By Susan Harman
IOWA CITY, Iowa – Iowa’s Caitlin Clark is a singular player in women’s college basketball. The unicorn, according to Connecticut Sun coach Stephanie White.
Don’t even bother to look at the list of her awards and statistical accomplishments. Instead look at the sold-out arenas wherever she appears. Look at the countless schoolgirls who come from far and wide, regardless of the location, to get a look at her. Look at the television audience numbers for women’s basketball.
She is one of a kind: part Nancy Lieberman, part Ticha Penicheiro, part Sue Bird, all Caitlin Clark. We are lucky to have witnessed this supernova up close for four seasons. As great as she was in high school, she has blasted through the ceiling as a college player.
She is a Taylor Swift-like phenomenon in her realm.
It’s not just her physical skills, which are extraordinary, but her spatial knowledge of the floor and where shots should come from and where players should be positioned. She’s playing a different game than other college players, and she has the skills and temperament to execute her vision. She is completely fearless.
Oddly enough, for just those reasons you sometimes have to cut Clark a little slack. Iowa coaches Lisa Bluder and Jan Jensen have both talked around this concept without identifying it specifically.
There are times when Iowa’s offense, under the orchestration of Clark, is a beautiful thing to watch. It is free-flowing, eyes-up, head-in-the-game basketball. All five players are involved and in motion. Points come from everywhere and everyone whether it’s in transition or in the half court. Think the Drake game or the first and third quarters against Kansas State in Florida.
But no team really sustains offensive excellence throughout an entire game. It happens, but it’s rare. Sometimes when subs come in the chemistry or flow is disrupted. Sometimes shots just don’t fall with the same frequency. Sometimes poor decision-making leads to poor shots or turnovers.
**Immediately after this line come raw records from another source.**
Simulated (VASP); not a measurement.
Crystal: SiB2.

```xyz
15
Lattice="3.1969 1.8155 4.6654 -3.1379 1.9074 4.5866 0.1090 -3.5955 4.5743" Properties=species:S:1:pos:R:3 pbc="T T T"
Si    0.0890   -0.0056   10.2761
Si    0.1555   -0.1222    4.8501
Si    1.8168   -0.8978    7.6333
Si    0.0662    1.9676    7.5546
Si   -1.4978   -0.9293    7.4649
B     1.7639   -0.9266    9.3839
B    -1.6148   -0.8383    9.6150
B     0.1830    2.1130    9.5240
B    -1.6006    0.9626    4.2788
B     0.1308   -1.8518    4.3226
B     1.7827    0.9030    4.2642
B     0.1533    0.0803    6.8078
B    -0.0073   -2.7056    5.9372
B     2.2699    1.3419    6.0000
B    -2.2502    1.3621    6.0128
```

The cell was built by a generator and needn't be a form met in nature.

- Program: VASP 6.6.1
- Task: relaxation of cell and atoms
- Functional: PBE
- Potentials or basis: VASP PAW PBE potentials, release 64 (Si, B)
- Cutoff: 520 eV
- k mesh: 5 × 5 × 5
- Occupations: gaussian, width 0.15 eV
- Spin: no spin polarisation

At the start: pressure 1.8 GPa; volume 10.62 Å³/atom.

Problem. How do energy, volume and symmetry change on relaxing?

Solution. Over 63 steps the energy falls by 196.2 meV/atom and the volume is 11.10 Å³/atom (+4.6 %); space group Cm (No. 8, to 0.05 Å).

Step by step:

Sometimes Iowa’s lulls take place when Clark tries to do too much, too fast. Sometimes she plays as if only she can remedy what’s ailing the Hawkeyes. She has the talent and the confidence to believe she can make a difference, and that’s another thing that separates her from other players.
Iowa, which faces Bowling Green (5-1) on Saturday at Carver-Hawkeye Arena, gave up two double-digit leads against Kansas State in the second and fourth quarters. Bluder said post foul trouble and the loss of Hannah Stuelke to injury contributed to the second-quarter swoon. In the fourth quarter Iowa went five minutes without scoring, missing seven shots (four by Clark) with no offensive rebounds and committing one turnover. After trailing by 10 the Wildcats took a one-point lead.
KSU hit some shots and obviously defended Iowa vigorously. But Iowa looked out of sync again. Each game has its own ebbs and flows. Coaches always talk about games being a matter of runs. And you have to credit the KSU defense, which has given Iowa fits during three games over two seasons.
But just when you thought Iowa was ready to give it up again to K-State, the cavalry showed up in the person of… Caitlin Clark. Kate Martin made a driving layup, and Clark sank two 3-pointers in back-to-back possessionsCoaches understand this kid, with her extraordinary physical ability, knowledge and drive, is different.
Coaches leave her in the game to work out of her increasingly rare funks because they know she eventually will. You know you’re better with her on the floor, and you accept some of the questionable decisions and let them ride. Sometimes you take timeout so everyone can regroup. Sometimes you roll the dice.
But Iowa has banked on the idea that you don’t take a genius off the floor. And you live with the results, which have catapulted the program to the upper echelon of women’s basketball. It’s really not a gamble when you have an ace in the hole.